ChAP: Chaos Automation Platform

Netflix Technology Blog
Netflix TechBlog
Published in
5 min readJul 26, 2017

--

We are excited to announce ChAP, the newest member of our chaos tooling family! Chaos Monkey and Chaos Kong ensure our resilience to instance and regional failures, but threats to availability can also come from disruptions at the microservice level. FIT was built to inject microservice-level failure in production, and ChAP was built to overcome the limitations of FIT so we can increase the safety, cadence, and breadth of experimentation.

At a high level, the platform interrogates the deployment pipeline for a user-specified service. It then launches experiment and control clusters of that service, and routes a small amount of traffic to each. A specified FIT scenario is applied to the experimental group, and the results of the experiment are reported to the service owner.

Experiment Size

The best experiments do not disturb the customer experience. In line with the advanced Principles of Chaos Engineering, we run our experiments in production. To do that, we have to put some requests at risk for the sake of protecting our overall availability. We want to keep that risk to a minimum. This raises the question: What is the smallest experiment we can run that still gives us confidence in the result?

With FIT, the impact of an experiment affects metrics for the whole system. Statistics for the experimental population are mixed with the remaining population. The experimental population size (and the effect size) has to be large in order to be detectable in the natural noise of the system

Here’s an example chart from a FIT experiment:

Variable metric from a FIT experiment. Event was introduced around 19:07.

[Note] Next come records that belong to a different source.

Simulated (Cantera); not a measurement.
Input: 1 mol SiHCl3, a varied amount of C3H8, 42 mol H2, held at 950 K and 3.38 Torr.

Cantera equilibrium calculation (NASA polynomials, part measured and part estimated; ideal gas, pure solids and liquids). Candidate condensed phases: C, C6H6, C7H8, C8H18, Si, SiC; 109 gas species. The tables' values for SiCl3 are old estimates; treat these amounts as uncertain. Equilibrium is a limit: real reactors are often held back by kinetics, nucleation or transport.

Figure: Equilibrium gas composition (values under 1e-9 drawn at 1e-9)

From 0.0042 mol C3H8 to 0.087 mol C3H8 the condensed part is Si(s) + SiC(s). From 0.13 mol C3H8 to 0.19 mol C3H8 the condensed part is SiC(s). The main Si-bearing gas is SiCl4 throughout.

Can you determine when the experiment ran? Did it have an impact greater than the noise of the system? In order to create bigger differences that were verifiable by humans and machines, users ended up running larger and longer experiments, risking unnecessary disruptions for our customers.

To limit this blast radius, in ChAP we take a small subset of traffic and distribute it evenly between a control and an experimental cluster. We wrote a Mantis job that tracks our KPIs just for the users and devices in each of these clusters. This makes it much easier for humans and computers to see when the experiment and control populations’ behaviors diverge.

Here’s an example chart from a ChAP experiment:

Comparative metrics for experimental population (red, bottom line) and control population (blue, top line).

It is much easier to see how the experimental population has diverged from the control even though the impacted population was much smaller than in the FIT experiment.

Automation

Any change to the production environment changes the resilience of the system. At Netflix, our production environment might see many hundreds of deploys every day. As a result, our confidence in an experimental result quickly diminishes with time.

In order to have experiments run unsupervised, we had to make them safe. We designed a circuit breaker for the experiment that would automatically end the experiment if we exceeded a predefined error budget. An automated, ongoing analysis hooks into the same system we use to do canary analysis.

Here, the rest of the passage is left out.